Kerry Walker, of the Arapiles District Community Group set up earlier this year, said she was concerned for the future of Natimuk.
"We get something like 80,000 people come through the town in a year, largely for the rock," she said. "If we lose the pub and the climbing shop, the town will go.
"They are saying the survey will take about six months. After the survey, they will get a plan, and that could take 12 months, and after they've got the plan, then there will be some action.
"I put it to (Parks) at the roundtable meeting (on Thursday) that potentially it could all be off-limits for the next two years, and there was no disagreement."
Mr Lindorff, who moved from Melbourne to climb in Natimuk, said while climbers could do damage, he believed they had a good record of being responsible users of the mountain and the Grampians.
"If we have been climbing at Mount Arapiles for 60 years and the scatter is still there, what damage have we done to it while being there? None, otherwise they wouldn't be rediscovering it," he said.
The Mail-Times has contacted Barengi Gadjin Land Council for comment.
5pm:
Parks Victoria's western regional director Jason Borg has suggested the new restrictions covering climbing spots Tiger Wall, Castle Crag and Plaque Wall, on the mountain's eastern edge will be in place until at least April, while a long-term plan for rockclimbing is devised.
The mountain is regarded as Australia's best rock climbing area, with over 2000 climbs according to Visit Victoria.
Parks and Barengi Gadjin Land Council plan to start six months worth of studies on the rediscovered stone tool quarry at the mountain immediately.
Mr Borg rejected the notion Parks was not working on reasonable management solutions.

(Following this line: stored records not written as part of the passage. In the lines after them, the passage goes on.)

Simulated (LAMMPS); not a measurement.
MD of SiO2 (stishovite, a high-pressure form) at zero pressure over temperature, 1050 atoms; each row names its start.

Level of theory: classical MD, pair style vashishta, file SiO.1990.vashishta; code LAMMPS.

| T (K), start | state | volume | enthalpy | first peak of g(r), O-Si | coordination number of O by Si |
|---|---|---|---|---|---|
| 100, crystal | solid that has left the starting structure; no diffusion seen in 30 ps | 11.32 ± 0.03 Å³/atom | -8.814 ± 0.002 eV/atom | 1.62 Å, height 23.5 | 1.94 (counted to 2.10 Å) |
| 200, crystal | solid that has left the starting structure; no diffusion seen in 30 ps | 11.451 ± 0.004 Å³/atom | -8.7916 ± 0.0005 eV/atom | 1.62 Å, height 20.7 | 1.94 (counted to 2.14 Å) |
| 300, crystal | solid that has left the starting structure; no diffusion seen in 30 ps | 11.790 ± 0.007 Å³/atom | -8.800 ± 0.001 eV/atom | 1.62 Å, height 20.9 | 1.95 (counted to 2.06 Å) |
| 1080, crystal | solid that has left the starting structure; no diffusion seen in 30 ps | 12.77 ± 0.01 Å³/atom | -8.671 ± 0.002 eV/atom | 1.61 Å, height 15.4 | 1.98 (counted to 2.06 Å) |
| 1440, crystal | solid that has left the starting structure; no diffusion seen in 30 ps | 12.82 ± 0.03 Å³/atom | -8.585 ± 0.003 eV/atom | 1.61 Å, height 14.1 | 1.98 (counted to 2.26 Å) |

"We work with BGLC as co-managers of the Park, that is our first and foremost partnership," he said.
"What I would encourage climbers to do, as I did at the roundtable, is ensuring rock climbing groups are fostering their own relationships with Barengi Gadjin, so that they are comfortable in having clibers as part of the discussion with Parks Victoria. At the moment, in some cases, they are not.
"We have been trying to facilitate these relationships with Traditional Owners.
Mr Borg said the new protections would be in place "indefinitely", until Parks and Traditional Owners had completed a full park survey at Mount Arapiles and determined the way forward.
"This will be a much smaller-scale plan, and focus mostly on climbing," he said.
He also said Parks would seek to continue preventing people entering another area of Mount Arapiles, Taylor's Rock/Declaration Crag, after the interim protection order expired a few weeks ago.
"The cultural heritage values are still there, and they need protection, and we will protect them by using set asides under the National Parks Act (1975)," he said.
Asked for a commitment that climbing in the restricted areas would eventually return, Mr Borg did not answer directly.
"We would like to think climbing can co-exist with cultural heritage where it is appropraite and sustainable, and that is why we are focused on doing this survey of the park," he said.
"These will determine what the plan is around access to Mount Arapiles. We know how much climbing means to Natimuk, and we've heard the uncertainty is challenging, so we are hoping this long-term approach gives us the opportunity to put together a long-term plan for rockclimbing."
Simon Carter, who now lives in New South Wales' Blue Mountains, labelled the changes "an absolute disaster for climbing in Victoria". As a committee member of the Australian Climbing Association of Victoria, he attended Thursday's roundtable meeting where Parks informed stakeholders of the changes.
"The point I keep repeating is that I see these bans as overreaching and counterproductive, in terms of management of these areas and reconciliation," he said.
"It would be better if a far more nuanced management approach is taken: I'm sure they could be talking to Traditional Owners that it is not necessary to be so extensive.
"Parks has made it hard for climbers to have dialogue (with Traditional Owners). The Gariwerd Wimmera Reconciliation Work has sort of filled that space, but they are not informing the representative climbing groups what is going on."
Mr Carter said he felt Parks Victoria has not shown any intent to reopen areas that had no cultural heritage.
"The climbing community has been incredibly generous and helpful in abiding by the bans put in pace, but this goodwill has not been reciprocated," he said.